Thursday, November 15, 2007

Electronic literature organization and LOC collaborate to celebrate the future of the book

I just joined a new listserv this week, the Association of Internet Researchers, AIR-L, and right away began receiving lots of mail that was sort of interesting, but it's like when you first walk into a party and conversations are already going on and you just hear snippets -- nothing really piqued my curiosity at first. Well, of course, it was overall interesting to read what all is going on in this field and to realize that Internet research is something I'm proposing to do and it's really pretty fantastic!

But this morning I noticed a message about a Library of Congress (LOC) (that sounds familiar) initiative in concert with the Electronic Literature Organization (ELO) (hmmm. not so familiar) to archive 300 e-literature sites. When I read the definition of e-literature (works with important literary aspects that take advantage of the capabilities and contexts provided by the stand-alone or networked computer) I realized that the LOC/ELO project will quietly collect links to the very sites that I am pretty sure are a key to the future of the library. For, as the book goes, so goes the library. We are the handmaidens of the publishing industry (though they've come to see us as their enemy -- how on earth did that happen -- but that's another story). Is the book going, you might reasonably ask. Maybe, maybe not.

The LOC/ELO's main page is a wiki (of course): Main Page - ELO Archive-It Mediawiki. It links to the suggested sites so far, those up for consideration for the 300 site group.

Poking around a bit, I came across Beard of Bees, a journal of poetry that describes itself like this:

Beard of Bees is committed to publishing quality chapbooks by liberated poets from Anywhere. We do not discriminate against non-human or post-human artists. Since the alleged ownership of language and thought is a revolting legal fiction, all Beard of Bees publications are freely downloadable and freely redistributable.

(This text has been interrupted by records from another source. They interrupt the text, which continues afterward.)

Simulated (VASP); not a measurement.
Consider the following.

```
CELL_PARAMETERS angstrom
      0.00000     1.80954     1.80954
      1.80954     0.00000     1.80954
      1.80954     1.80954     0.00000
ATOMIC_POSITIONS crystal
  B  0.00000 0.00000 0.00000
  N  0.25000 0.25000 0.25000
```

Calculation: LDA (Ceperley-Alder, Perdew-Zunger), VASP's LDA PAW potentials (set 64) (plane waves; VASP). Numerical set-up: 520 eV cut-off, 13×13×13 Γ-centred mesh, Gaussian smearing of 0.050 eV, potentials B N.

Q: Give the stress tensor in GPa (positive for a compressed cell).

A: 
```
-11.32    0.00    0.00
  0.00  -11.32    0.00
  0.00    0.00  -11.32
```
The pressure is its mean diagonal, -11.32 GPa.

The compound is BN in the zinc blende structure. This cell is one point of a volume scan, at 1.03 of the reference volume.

Et voila. I am back directly within the premise of Mass Digitization ~ changing copyright law and policy, that the massive availability of massive amounts of free reading, listening and watching will inevitably pressure the currently massive paid, contract and DRM restricted corpus of old media content to evolve. Its owners will have to abandon that business model in order to compete effectively for our time and attention. Did you notice that the Wall Street Journal followed the New York Times into free yesterday? Where does quality really rank as a consideration when quantity alone, and the sampling, sifting through, looking for, and finally, evaluating that quantity asks of us, can take precious amounts of our time? And that's why Google rules, isn't it?

So, I spent (wasted?) 20 perfectly good minutes that I could have used to rummage around in the library (on it's password protected databases, that is) reading poetry. Here's one of Barbara Maloutas' poems from the collection called, Coffee Hazilly, published just this month:

In every American town. There is a town. In every American.
American town. There is a town. An American constantly in town.
In every American. In a star. Starbucks. Starbucks, the only constant.
In town. In starbucks. Every American. With constant parking. In
parking. In starbucks. Every American with parking. For parking.
American Starbucks. The only constant. Parking.


Me to artists, poets, filmmakers, musicians, singers and authors of books: "You want my attention, *come* and get it." Books will have to compete. "Make it easy or don't make it at all. Not because I'm lazy really, it's just that there's so much to see, to hear, to experience, and your barriers are so tiresome and not worth it."

The producer's are (or better be) listening.